Ross Manning, London, UK
I have to agree with the comment about William Hague. As you know, he stood in for David Cameron, last year, after Cameron's third child was born; Menzies Campbell had not long been elected leader of the LibDems and Blair had announced that he would be going at some point. Hague led the Opposition at PMQs and had the House falling about and shouting "More, more!" with the following: "Mr Speaker, this must be the first time in history that each of the main parties has been led by a stand-in for the real leader!"
He is one of the few politicians who has made me laugh out loud.
Louisa Taylor, Sussex, England
The funniest politician of recent times has to be William Hague. I don't always agree with him, but he makes me laugh - especially when he's having a pop at Blair.
Similarly, I don't often agree with George Bush, but when you watch him giving after-dinner style speeches to friendly audiences, he can be very funny.
Adnan Alam, London,
JFK was noted for his wit. He introduced himself in a speech to the US Chamber of Commerce by saying that he was the Chamber's second choice for president. The first choice was anyone else. And in France he introduced himself as the man who accompanied his wildly popular wife to France.
The thing he had in common with Churchill was how strongly they both projected their complete zest for life. Churchill was not only funny, but had had fun, same with JFK.
FDR used wit as a powerful weapon, as in the "My little dog Fala" speech.
Dan Hermann, Brooklyn, NY USA
I read that Harold Wilson as a young minister asked Aneurin Bevan how he could impriove his speeches and was told he should include some jokes. I remember seeing Wilson speak in the 1970s and he while his jokes were not that good his delivery was brfilliant. I thought Michael Hesaltines famous "Not Brown's iuts Ball's" wsas brilliant.
David Gwilliam, Leicester, England
I'm surprised that John F. Kennedy didn't make the list as he had a wonderful self-deprecating wit about him (Irish, after all). When asked about the definition of Courage as "Grace under pressure" he replied it sounded like a girl he knew. One small example.
DJ, West Chester, PA, USA
Ray McSharry TD - an Irish MP - once came out with a witty response to a heckler during an election campaign ...
Heckler: "A million Protestants in Northern Ireland can't be bombed into a United Ireland..."

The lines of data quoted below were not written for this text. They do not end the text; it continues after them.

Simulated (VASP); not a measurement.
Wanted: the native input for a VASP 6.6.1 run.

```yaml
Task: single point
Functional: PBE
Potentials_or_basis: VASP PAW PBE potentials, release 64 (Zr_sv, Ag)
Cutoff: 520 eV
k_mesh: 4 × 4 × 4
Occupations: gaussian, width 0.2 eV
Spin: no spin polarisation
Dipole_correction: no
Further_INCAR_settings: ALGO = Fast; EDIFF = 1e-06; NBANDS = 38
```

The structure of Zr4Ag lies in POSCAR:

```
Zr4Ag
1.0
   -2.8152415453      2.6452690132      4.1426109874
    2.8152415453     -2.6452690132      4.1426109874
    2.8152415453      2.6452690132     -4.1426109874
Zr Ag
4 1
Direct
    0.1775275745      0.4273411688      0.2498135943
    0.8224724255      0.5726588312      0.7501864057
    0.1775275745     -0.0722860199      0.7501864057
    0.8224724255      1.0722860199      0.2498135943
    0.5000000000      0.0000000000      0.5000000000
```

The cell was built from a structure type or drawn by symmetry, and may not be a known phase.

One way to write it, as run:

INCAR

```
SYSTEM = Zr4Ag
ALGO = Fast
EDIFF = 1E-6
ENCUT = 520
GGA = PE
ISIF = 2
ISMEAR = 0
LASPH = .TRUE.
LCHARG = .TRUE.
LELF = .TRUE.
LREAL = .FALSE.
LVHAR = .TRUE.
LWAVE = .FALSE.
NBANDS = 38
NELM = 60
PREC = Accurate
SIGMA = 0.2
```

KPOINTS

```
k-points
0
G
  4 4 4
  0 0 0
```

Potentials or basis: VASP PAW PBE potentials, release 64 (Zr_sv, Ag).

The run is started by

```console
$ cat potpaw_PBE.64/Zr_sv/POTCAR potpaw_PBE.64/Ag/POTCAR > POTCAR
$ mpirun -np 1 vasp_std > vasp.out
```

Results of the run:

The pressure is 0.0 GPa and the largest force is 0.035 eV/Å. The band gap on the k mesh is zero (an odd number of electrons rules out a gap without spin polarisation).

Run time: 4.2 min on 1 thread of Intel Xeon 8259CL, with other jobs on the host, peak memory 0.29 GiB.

McSharry: "Ah, maybe they can be bombed out of it ..."
[laughter and applause]
The literate and intelligent classes in the Republic never quite forgave him
Bill Corr, Hail, Saudi Arabia
A very witty, rib-tickling and a nice crackling write-up , with loads of quips and wise cracks to jest up the spirits. Just to quote a one-liner...."Humour is like a tissue paper, more you use it more it gets stale and less crispy". Any spontaneous humour, should be terse and wacky . Many of our Politicians are equipped with this trait , to keep the crowd in splits and at times trivialise any serious,deadpan issue . I will name such a politician from our Indian sub-continent, who has built up a brand image of a very rustic,ribald burlsque of a caricature. He is our ever effervescent..... Laloo Prasad Yadav, hailing from the state of Bihar. On face of it any one can discount or discard him as a buffon or a nitwit , with his rustic and farmside accent and language, but underlies a man of tough countenance, with no-nonsense approach. He is well known in the media for his Laloospeaks, but is credited for pulling up Indian Railways from the 'Red', into well managed , profit making Inc.
Sandy, New Delhi, India
Definitely use with care. You are vulnerable when making a joke, as you are throwing yourself on the audience and laying yourself open to rebuff. Politicians with a reliable sense of humour - preferably with a derisory slant, such as William Hague - can use it to effect, but not many of the type of people who are attracted to politics seem to have it.
Henry Percy, London, UK
I sometimes find that jokes which bomb can be the more amusing as a result.
I attended a talk in New Orleans once where the speaker began with the words:
My attorney has lately retired (pause)..by which I mean he no longer does any work, but continues to bill his clients.
I discovered later that the cool reception this received from the 200 other suited gentlemen present was on account of most of them being from that profession.
An American acquaintance later explained to me that the English laugh three times at an American wisecrack; the first time to be polite, then when it is explained to them. Finally, as it sinks in.
Perhaps the reason this kind of stuff doesnt mix with politics is that if the politician can fool the audience with a build up to a punch line, theres a worrying possibility that similar skills could be applied in the real world.